The Slave Who Re-Invented Himself
© Copyright November 2008, Rita Lorraine Hubbard. All Rights Reserved.

If you thought the concept of re-inventing yourself originated in our lifetime, you are sadly mistaken. Frederick Douglass re-invented himself -- and did it well -- over 150 years ago.

Frederick Douglass was born on a farm in Maryland in February, 1818. His mother was a slave woman named Harriet Baily. He had no real clue who his father was, except that he was white.

Frederick was put to work in the fields at age six. Like the other slaves, was often beaten and starved. One wife of an early master took a liking to Frederick and taught him to read from the Bible. Her husband quickly put a stop to this "mischief." But once Frederick caught the learning bug, nothing could stop him. He often exchanged pieces of bread for reading lessons. He even watched workmen in the shipyards as they wrote letters and numbers to label the timbers and masts. Then he copied what he saw.

The details of Frederick's freedom are better left to his autobiography. Suffice it to say, at age 20, Frederick disguised himself as a sailor, boarded a train going north, and arrived at the Underground Railroad in New York City.

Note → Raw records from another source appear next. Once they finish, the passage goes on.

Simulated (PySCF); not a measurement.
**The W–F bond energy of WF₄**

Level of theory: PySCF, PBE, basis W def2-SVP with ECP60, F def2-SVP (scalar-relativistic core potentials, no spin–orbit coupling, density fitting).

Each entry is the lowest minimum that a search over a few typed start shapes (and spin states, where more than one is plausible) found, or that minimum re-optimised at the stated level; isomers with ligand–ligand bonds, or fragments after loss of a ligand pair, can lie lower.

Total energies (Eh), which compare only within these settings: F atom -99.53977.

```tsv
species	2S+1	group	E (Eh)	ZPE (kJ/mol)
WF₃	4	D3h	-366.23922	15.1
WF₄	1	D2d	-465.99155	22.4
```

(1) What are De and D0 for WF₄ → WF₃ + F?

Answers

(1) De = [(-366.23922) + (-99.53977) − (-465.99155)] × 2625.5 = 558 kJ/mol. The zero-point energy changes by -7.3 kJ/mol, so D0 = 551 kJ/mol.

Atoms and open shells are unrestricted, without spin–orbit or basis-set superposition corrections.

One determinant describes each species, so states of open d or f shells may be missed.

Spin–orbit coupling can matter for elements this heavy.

He joined the American Anti-Slavery Society and began lecturing to various audiences. Some people claimed he was too educated and well-spoken to have ever been a slave, so Frederick solved this dilemma by penning his autobiography, Narrative of the Life of Frederick Douglass.

Imagine that -- a slave from the lowly fields of bondage who re-invented himself and became an American author!

Frederick became an overnight success. His book was a best-seller in the North and even sold well in European countries. Still, Frederick did not forget where he had come from. He vowed to help those he had left behind in the fields.

He traveled throughout Europe, speaking about the evils of slavery to enthusiastic crowds. Then he started a newspaper called The North Star. It was a weekly abolitionist paper that also supported equal rights for women. It ran for about 16 years.

After Congress passed the Fugitive Slave Act in 1850 (requiring runaway slaves be returned to their owners), Frederick joined the Underground Railroad. When rumors of war erupted, he proudly announced he was willing to fight to help free his black brothers and sisters. Frederick was so impressive, President Abraham Lincoln held two private meetings with him! In fact, Frederick played an important part in assuring that African Americans were allowed to fight in the Civil War.

Frederick did much more in his lifetime, including accepting the post of U.S. Marshall for the District of Columbia. But time and space will not allow for many of his deeds to be recorded here.